Power is not ending, as the public intellectual and former editor of the journal Foreign Policy, Moisés Naím, argues.1 But it is true that in different political arenas big players are challenged by small ones who are using new playbooks that make power both more available and more evanescent. Naíim’s description of power dynamics is often on target; his exclusive focus on the erosion of control power is not. Otto von Bismarck, Germany’s “Iron Chancellor,” knew better. He did not aspire to “control the current of events, only occasionally to deflect them.”2 In a world of risk mixed with uncertainty it is the relations between protean and control power that shape the security of states, the competitiveness of economies, and the resilience of societies.
This book opened with an invitation to think afresh about power and uncertainty in world politics. This concluding chapter summarizes in its first section the findings of the twelve empirical case studies (in ten chapters). Since actors regularly have to tackle both risk and uncertainty, control and protean power are closely related. The efficacy of control power is not in question; the persistent neglect of protean power’s agility and potentiality is.

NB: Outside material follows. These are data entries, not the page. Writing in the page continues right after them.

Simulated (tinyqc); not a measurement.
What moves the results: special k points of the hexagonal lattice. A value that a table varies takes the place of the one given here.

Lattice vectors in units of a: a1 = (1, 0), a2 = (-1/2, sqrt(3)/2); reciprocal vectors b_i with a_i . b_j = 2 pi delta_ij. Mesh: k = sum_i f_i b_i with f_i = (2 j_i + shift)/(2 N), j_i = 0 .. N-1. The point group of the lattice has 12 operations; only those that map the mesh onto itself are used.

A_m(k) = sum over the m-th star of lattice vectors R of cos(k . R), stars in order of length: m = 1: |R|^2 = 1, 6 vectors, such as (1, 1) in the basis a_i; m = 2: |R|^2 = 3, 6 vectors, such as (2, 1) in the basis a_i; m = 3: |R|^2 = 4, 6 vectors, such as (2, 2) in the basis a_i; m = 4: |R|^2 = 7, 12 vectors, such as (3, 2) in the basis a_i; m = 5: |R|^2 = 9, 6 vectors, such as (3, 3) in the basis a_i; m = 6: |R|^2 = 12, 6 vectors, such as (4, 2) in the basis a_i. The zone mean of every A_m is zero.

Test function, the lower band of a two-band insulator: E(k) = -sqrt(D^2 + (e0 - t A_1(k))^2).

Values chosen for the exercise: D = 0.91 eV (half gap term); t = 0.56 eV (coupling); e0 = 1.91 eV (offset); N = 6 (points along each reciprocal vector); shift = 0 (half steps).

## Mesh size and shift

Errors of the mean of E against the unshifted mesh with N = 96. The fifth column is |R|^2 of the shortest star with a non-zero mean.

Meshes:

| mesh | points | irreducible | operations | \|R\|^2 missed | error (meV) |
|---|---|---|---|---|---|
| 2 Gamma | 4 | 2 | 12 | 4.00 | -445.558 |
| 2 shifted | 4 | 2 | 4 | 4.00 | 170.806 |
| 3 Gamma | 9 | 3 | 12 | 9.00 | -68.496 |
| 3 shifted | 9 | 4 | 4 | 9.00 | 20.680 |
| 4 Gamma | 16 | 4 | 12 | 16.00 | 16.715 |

In its second section, this chapter probes the writings of ancient, modern, and contemporary political theorists on the issue of control and protean power. During the last half century, conceptual and explanatory inquiries into power have failed to plumb the insights of political theorists. International relation scholars are a partial exception to this generalization, but even their interest has been limited to a handful of theorists, such as Hobbes or Kant.